My Life at CSUMB: Samiya Terry was drawn by the beach but found a family

Samiya Terry

Samiya Terry came to CSUMB for basketball and the beach. She also found a supportive community. | Photo by Brent Dundore-Arias

October 9, 2023

By Mark Muckenfuss

Samiya Terry was crossing the CSU Monterey Bay campus recently when she noticed another student sitting on a bench with her head down. The girl was crying. 

Terry didn’t know the student but stopped to comfort her, something she never would have done three years ago when she first came to the university as a shy freshman, she said. Success as a key player on the Otter basketball team, summer work as a campus orientation leader, and finding her CSUMB “family” has given her courage she didn’t know she had.

The student she sat down with was feeling homesick, Terry said, something Terry could relate to from her own first-year experience. Her routine then, she said, was to go to basketball practice, go to class and then go to bed. But the close-knit and accepting community of CSUMB gradually brought her out of her shell and gave her confidence. 

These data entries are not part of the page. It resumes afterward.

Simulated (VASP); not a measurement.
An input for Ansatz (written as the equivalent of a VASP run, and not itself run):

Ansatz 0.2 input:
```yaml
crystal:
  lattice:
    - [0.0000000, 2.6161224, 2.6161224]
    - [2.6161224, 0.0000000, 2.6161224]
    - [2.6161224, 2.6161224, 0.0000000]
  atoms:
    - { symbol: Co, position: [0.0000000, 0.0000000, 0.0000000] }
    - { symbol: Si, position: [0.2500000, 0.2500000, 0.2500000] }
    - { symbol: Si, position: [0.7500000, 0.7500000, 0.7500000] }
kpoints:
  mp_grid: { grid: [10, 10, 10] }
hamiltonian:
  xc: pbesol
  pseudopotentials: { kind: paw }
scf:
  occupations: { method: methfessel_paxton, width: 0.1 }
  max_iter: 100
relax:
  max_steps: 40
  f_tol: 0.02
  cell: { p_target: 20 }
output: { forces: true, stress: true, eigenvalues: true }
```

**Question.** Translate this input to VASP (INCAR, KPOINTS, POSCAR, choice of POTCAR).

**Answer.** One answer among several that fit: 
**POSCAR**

“It’s like I’m a jack-in-the-box now,” she said. “I’m stepping out of my comfort zone. I’ve broadened my leadership skills.”

Students come to CSUMB for many reasons. Terry, who is from Long Beach, said she came to play basketball and to be near the ocean. 

“I really love, love the beach,” she said. 

She also saw the “potential” of the university, not only in terms of its sports program (“We’re ready to dominate the CCAA this year,” she said) but also in terms of what she would gain from being a student. 

“You’re going to make lifelong friends here,” Terry said. “You’re going to find your people. Other colleges may say that, but here they truly mean it. 

“The faculty here will come up to you after class and try to get to know you,” she added, something she said she wouldn’t expect to experience at a larger school. “I was on the quad and my professor literally came up to me to see how I was doing.”

That’s only one of the experiences that have surprised her.

“Monterey Bay is more than I expected,” she said. “Because it’s a smaller school, I’ve been able to network on a deeper level.”

She believes that has not only helped her as a student but will continue to do so when she graduates in May with a degree in kinesiology. As co-president of the Student-Athlete Advisory Committee, she was recently able to attend a national conference in Baltimore and meet with others in the sports community from across the country. 

She believes those contacts will help her down the road, once she hangs up her jersey.

“After the ball stops dribbling, I would like to become an athletic director or a college sports coordinator,” she said. 

CSUMB is giving her the tools to do just that. 

“I feel like I can go into the future as a leader.”